Iowa State Tractor Team receives awards at national competition

Lisa Cassady

The 1999 Quarter-Scale Tractor Team from Iowa State’s agriculture and biosystems engineering (ABE) department competed in the second annual Quarter-Scale Tractor National Student Design Competition last week in Moline, Ill.

The team spent two days competing in tractor design and tractor pulling.

They received first place for the written design report of their tractor and awards in serviceability, manufacturability and craftsmanship.

“The competition is meant to provide a real engineering problem to student teams so that they can design and build a tractor to meet strict design rules and to compete in the design performance competition,” said Stewart Melvin, head of the ABE department.

Twenty-nine university teams from across the nation and Canada competed in this year’s rain-soaked competition.

“The competition was tough this year,” said Brian Hollatz, team member and senior in agricultural engineering.

“The track was a lot different. That is what threw us the most,” he said.

As a result of the wet track, six teams had transmission problems, and the ISU team ranked in the bottom half of the pulling competition.

“The Iowa State team’s transmission held up because of modifications, but for a variety of reasons, they lost the pulling competition,” said ABE professor Graeme Quick, who is the team’s advisor.

However, Quick said the team had a similar overall standing last year.

“Our team in 1998 came close to winning the National Tractor Pulling Cup because they won the pulling part of the competition,” he said.

“This year, we again came [close] to winning the cup by winning the written report part of the competition,” Quick said.

Four members of the six-member team have worked since November to prepare the tractor.

Each year, the teams can spend up to $3,000 to build their tractor from scratch using a standard engine, tires and wheels.

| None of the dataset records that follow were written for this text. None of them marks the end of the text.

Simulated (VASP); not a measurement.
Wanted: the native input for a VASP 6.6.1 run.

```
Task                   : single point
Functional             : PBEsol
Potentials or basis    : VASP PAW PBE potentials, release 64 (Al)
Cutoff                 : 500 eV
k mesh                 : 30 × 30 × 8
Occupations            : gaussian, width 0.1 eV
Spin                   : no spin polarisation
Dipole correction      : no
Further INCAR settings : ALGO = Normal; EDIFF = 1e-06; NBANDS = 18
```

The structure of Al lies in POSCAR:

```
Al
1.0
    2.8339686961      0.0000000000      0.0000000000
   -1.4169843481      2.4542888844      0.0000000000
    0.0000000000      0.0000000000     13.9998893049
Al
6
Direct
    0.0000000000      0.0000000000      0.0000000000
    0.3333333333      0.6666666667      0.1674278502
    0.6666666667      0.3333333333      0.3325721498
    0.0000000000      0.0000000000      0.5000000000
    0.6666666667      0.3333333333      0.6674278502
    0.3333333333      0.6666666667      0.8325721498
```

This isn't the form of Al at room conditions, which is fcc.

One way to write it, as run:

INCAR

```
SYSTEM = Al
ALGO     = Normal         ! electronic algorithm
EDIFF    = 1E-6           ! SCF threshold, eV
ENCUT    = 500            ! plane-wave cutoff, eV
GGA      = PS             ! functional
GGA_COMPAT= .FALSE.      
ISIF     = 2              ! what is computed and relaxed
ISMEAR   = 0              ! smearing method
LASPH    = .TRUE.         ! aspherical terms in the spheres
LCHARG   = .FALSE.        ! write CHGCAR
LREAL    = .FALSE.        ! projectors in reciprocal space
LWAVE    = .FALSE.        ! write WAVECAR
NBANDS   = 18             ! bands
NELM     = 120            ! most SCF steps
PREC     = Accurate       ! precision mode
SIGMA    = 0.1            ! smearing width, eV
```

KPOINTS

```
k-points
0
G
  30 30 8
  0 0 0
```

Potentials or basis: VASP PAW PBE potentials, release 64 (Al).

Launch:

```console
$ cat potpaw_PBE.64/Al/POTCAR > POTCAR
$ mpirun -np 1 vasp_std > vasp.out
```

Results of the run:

This year’s team made several new advances to their tractor, including an extra gear and an independent front suspension.

The team now is looking to next year’s competition in hopes of winning the cup.

“We will have some different plans for next year,” Hollatz said. “I don’t know what those plans will be, [but] I am sure we will come up with some new ideas.”

The competition is sponsored by the American Society of Agricultural Engineers and several agricultural equipment manufacturers.